Psychology of Spaces

Psychology is not a subject that comes up in green building much, but its generally what is most important to occupants.  When you're sitting in a building you don't generally think about how much energy or materials it consumes over its lifetime--you think about how it looks and feels.  Americans tend to be adverse to anything having to do with psychology, but in this context psychology is just mostly about likes and dislikes.

Trying find common truth about humans is notoriously difficult, yet there are things we tend to share, even if they're not quite universal.  The following section is summary of the psychology behind the design patterns: they serve both to explain the "why" behind the patterns, but also as a summary of them.

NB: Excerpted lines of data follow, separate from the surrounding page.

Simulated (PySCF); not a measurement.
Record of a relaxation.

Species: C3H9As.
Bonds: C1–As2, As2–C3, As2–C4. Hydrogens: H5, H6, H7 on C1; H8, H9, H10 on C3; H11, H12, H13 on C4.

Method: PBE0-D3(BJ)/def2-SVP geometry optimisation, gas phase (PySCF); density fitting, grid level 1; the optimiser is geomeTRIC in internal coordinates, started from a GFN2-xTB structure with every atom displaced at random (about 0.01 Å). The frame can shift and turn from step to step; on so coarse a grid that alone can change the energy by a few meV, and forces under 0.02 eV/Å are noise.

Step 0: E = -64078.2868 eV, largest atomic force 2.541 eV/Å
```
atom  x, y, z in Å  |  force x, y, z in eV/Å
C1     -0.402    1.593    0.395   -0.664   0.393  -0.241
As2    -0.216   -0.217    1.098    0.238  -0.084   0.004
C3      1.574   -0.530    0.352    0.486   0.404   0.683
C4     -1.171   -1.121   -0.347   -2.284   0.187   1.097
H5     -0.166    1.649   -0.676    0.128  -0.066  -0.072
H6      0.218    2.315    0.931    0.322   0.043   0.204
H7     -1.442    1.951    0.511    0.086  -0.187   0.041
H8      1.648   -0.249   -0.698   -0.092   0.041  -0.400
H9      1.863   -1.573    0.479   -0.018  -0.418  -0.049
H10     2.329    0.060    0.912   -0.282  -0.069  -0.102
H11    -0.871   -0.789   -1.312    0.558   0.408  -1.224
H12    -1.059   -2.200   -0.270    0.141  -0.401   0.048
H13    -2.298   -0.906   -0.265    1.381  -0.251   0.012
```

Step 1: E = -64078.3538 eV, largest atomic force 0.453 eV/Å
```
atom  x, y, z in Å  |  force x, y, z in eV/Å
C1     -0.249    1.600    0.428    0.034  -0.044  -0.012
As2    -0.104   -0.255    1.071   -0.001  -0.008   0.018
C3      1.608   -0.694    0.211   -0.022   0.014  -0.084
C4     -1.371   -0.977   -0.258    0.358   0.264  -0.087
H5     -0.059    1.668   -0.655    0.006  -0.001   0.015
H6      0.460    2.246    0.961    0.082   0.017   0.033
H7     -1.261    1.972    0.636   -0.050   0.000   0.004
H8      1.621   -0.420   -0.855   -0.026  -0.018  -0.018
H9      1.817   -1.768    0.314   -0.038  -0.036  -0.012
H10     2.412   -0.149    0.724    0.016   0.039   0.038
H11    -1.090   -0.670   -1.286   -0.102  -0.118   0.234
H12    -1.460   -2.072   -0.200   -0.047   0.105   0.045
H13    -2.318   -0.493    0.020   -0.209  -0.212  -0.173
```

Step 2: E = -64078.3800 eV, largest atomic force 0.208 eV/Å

There are really two categories of psychological impact a building has: its style, and for lack of a better word, its comfort.   To use an analogy from clothing, style is about how you feel when you dress up (or not) and go out, while comfort is more like pajamas.  Its the later topic that is covered here; a discussion on style is here.

The Concepts1

  1. People are drawn to the sun.  Its why people flock to warm climates in winter.  Except in the hottest weather, people then gravitate to the shade.  Even when they don't want to be in the sun they want to be near it or at least have access to it (again, except when it so hot you feel like you need to hide).
  2. People are drawn to light, but not too much light.   Dark corners and hallways aren't generally appealing, but neither are rooms that are so bright people have to squint.  Light tends to be associated with activity and dark with quiet or sleep because our bodies are designed that way.  People, when entering a new space will naturally move to the light and avoid the dark, hence a dark space can act as a psychological barrier.
  3. People prefer natural light to electric light, but at night they by far prefer the warm color associated with incandescent light over any bulb that produces "daylight" color.  How much of this is innate, and how much is cultural is unclear.  What is clear is that warm light is the color of fire, and people like to look a fire.  Additionally the light from bulbs radiates from a point, while sunlight washes the room more uniformly, but even if bulb reproduced sunlight exactly, its not clear that it would be appealing: its still dark out, and in our minds we know that.3
  4.  People like to look at nature.  Most people find nature peaceful, and appear to be just as happy looking at a manicured backyard as they do into the woods.  The key is green and serene.
  5. People will gravitate to any location where they can observe others moving about the area, but are not themselves in a place they feel on stage.  The edge of a field is more comfortable than the middle, but not just any edge, but one where the field is generally visible.  Most people will prefer a location where their back does not feel vulnerable exposed.  By placing a sizeable object in the middle of an area (a large room, an outdoor space etc) the middle can become more like an edge, and people will then gravitate toward it.
  6. Ceiling height affects the sense of psychological space as well as the sense of feeling protected; room size also matters. People sense ceiling height in terms of their own height. A low ceiling, particularly one that is low enough a person can touch it evokes a sense of protection, although lower than that can be claustrophobic.  A very tall ceiling increases the feeling of psychological distance: this is why a person sitting three feet away in a tall ceiling train station feels further than one sitting 3 feet away in an airport2.
  7. People do not like to linger in a place where others will pass by in very close proximity, but rather prefer to hang back at least a few feet.
  8. People need quiet time, but don't like feeling isolated.  While this sounds contradictory, it really isn't.  Its why consultants, freelance writers etc spend much of their day in coffee shops.  When people choose to be alone, they don't necessary want to feel alone.  Extroverts, by nature need far less quiet time than introverts.
  9. Stairs, doorways, and hallways act as psychological barriers, especially when they are darker than the surrounding space. Occupied rooms can also be barriers, as in the odd awkward case where you have to walk thru one bedroom to get to another.
  10. People do not want to be seen coming in and out of bathrooms, most particularly guests.  Bathroom activities are intensely private for most people, and so the only people they are comfortable making aware of them are close family members.
  11. People gravitate toward kitchens, particularly if there is activity in the kitchen.  This is especially relevant for guests: if you want them out of the kitchen you need to design for that.
  12. People like it to be obvious what is expected of them, in terms of what spaces they can go in to.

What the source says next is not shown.